The first show I probably ever went to was the folk duo Atwater-Donnelly, who were based out of my hometown of Scituate, Rhode Island from 1989 to 1997. I would’ve been a baby. I don’t believe I ever saw them live again until last month when I visited my family. Atwater-Donnelly, a husband-wife duo of Aubrey Atwater and Elwood Donnelly, always make it a point to play an annual show in the Scituate village of Hope. This year they played at Hope Pond, a beloved recreational area that is known for its local swimming and excessive goose droppings in the grass.

On this trip home to RI, I sorted through my childhood things, holding on to items tinged with memories and saying farewell to others that were ready for a new chapter with someone else. Something about this experience combined with hearing those who were once the first live musicians I ever encountered was a powerful moment, and got me thinking about the importance of local music, about supporting the art coming out of your immediate community. My hometown has a population of a little over 10,000 people, but seeing Atwater-Donnelly live and witnessing the lineage of folk history that emerged from such a small place reminded me that there are local music scenes everywhere, and they are the lifeblood of the arts. They are the ones that keep the soul in what is too often a soulless industry.

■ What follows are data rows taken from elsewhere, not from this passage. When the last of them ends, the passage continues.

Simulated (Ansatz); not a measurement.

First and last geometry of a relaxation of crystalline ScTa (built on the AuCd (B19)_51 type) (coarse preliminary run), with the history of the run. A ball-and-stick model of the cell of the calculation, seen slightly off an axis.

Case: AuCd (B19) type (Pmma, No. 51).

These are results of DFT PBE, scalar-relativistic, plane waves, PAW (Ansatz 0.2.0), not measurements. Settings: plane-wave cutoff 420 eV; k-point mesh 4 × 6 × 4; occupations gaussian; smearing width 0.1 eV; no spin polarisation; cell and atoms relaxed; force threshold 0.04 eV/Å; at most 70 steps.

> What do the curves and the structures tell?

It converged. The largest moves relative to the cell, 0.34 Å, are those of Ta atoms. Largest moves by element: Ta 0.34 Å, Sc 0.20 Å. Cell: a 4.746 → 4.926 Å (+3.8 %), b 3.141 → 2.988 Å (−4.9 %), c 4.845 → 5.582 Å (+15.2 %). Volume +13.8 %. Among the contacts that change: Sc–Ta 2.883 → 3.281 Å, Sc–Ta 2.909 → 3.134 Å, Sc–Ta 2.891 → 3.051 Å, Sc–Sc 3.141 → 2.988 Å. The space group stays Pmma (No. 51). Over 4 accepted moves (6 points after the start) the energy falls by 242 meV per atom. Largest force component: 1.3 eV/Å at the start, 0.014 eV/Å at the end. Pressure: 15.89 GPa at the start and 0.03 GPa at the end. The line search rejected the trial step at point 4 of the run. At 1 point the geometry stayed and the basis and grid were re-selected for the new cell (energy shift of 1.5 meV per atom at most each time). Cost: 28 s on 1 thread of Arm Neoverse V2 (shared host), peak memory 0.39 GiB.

Aubrey Atwater and Elwood Donnelly, I’d say around the late 1980s/early 1990s?

Atwater-Donnelly began in 1987, when Atwater and Donnelly met at the Stone Soup Coffeehouse in Providence, Rhode Island. The coffeehouse, which still hosts events to this day, is one in a longstanding tradition of coffeehouses as hubs for folk musicians to perform and form community. The pair established their folk duo within a few months, and fell in love right in step. As Atwater said at the show, their first date was playing a gig together. They have since released fourteen albums, taught workshops, written songbooks, Atwater has self-published poetry and Donnelly, a cookbook. Their records and live performances draw upon folk music from Appalachia, New England, the Ozarks, England, Ireland, and Prince Edward Island.

Arriving at Hope Pond requires a sharp right turn down a tiny dirt road that feels incorrect, like you’re going into someone’s driveway. Tucked away down the hill, the pond emerges up ahead out of the trees. It had been rainy the week I was home, and the towering trees smelt fresh, verdant, and damp. While I walked from the parking lot down to the field by the pond where Atwater-Donnelly set up, I could already hear them playing, Donnelly strumming lazily on his guitar while Atwater warmed up her tin whistles. The meandering sounds snaked their way through the open area, drifting up from the pond like organic outgrowths of the ground.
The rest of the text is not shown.